Metallic Taste, Volume, and Grind - Vesuviana

Coffee preparation techniques besides espresso like pourover.
cray54

#1: Post by cray54 »

[I am new to coffee. I don't like it. However, my wife likes it, and I want to understand what good coffee is supposed to taste like so I can make it well. Also, I like machines and appliances. This machine probably isn't the best one to learn on, but I'm trying anyhow.]

I have a decent example of an electric Vesuviana 6-Cup "Espresso" Coffee Maker, and rebuilt it with the kids for a gift for mom. To run it: I use it with paper filters intended for Aeropress, fill the "portafilter" about 2/3 full with grounds, fill the water enough to fill the pot, and plug it in. I read not to use a tamper, so I don't tamp it. I do not have a coffee grinder, so I am getting pre-ground coffee from local roasters. I have been trying different methods, and I am open to all suggestions.

Question 1: Do aluminum coffee makers normally result in metallic tastes in coffee?
When I use the machine, often (but not always), my wife says it tastes "metallic". I have been buying coffee from cafes to get a sense of what coffee should taste like. I think I can recognize the metallic taste now. So, my question is this: does an aluminum coffee maker just have a metallic taste to the coffee, or would something specific cause this?

Question 2: In what way is this coffee maker a 6-cup size?
This is a Vesuviana 6-cup coffee maker. The cup holds just about 11 fl oz of liquid. What is the intended use where the resulting ~10 fl oz of coffee is stretched to be considered 6-cups?

Question 3: Any specific advice regarding grind and amount of coffee to use with this machine?

I'm looking forward to learning more and finding other machines to try.

Thank you for your help, Chris


User avatar
Jeff
Team HB

#2: Post by Jeff »

Welcome to H-B!

That's a pretty interesting machine, one that I'm not too familiar with.
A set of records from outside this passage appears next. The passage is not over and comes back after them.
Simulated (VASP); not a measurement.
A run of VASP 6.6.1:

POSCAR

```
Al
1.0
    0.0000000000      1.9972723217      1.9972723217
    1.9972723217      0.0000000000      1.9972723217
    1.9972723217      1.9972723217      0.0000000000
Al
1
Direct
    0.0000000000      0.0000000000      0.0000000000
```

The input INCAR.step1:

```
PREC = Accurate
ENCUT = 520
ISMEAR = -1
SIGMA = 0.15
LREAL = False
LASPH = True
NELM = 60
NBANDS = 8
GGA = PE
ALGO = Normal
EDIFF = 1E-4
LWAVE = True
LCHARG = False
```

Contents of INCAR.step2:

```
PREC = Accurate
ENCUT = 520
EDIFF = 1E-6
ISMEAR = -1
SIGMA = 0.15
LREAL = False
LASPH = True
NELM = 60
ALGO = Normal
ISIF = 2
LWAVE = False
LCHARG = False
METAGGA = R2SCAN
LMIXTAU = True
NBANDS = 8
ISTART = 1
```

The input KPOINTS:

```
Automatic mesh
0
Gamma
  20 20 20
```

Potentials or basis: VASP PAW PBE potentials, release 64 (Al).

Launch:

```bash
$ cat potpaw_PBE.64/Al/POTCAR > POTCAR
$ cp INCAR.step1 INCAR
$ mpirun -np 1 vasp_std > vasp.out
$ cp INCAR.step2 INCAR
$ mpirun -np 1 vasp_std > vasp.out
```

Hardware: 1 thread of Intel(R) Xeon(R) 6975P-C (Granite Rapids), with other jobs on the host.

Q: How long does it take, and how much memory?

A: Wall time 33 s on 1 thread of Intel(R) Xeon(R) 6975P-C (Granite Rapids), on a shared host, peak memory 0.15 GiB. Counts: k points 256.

I think you've sensed that good-quality beans, well roasted, and freshly ground for the preparation technique you've selected are essential. I'd put a good hand grinder on the top of a "next purchase" list on a limited budget. Ones that will eventually be suitable for espresso (at least as people here tend to define it) start around $170. Ones that are OK for pour-over or immersion methods are about half of that.

I don't know where you live, but if you're near Boston, George Howell is one of the masters of coffee. I have heard that there are other great roasters in the area as well. Try a regular "drip" coffee from one of those great cafes to get a sense of what a balanced cup can taste like. If you're really adventurous and they have a Kenyan or Ethiopian on the "drip bar", many consider those to be delicacies. They can also be a bit surprising if you're expecting "American style" coffee, as they focus more on the flavors in the bean, rather than those in the roast.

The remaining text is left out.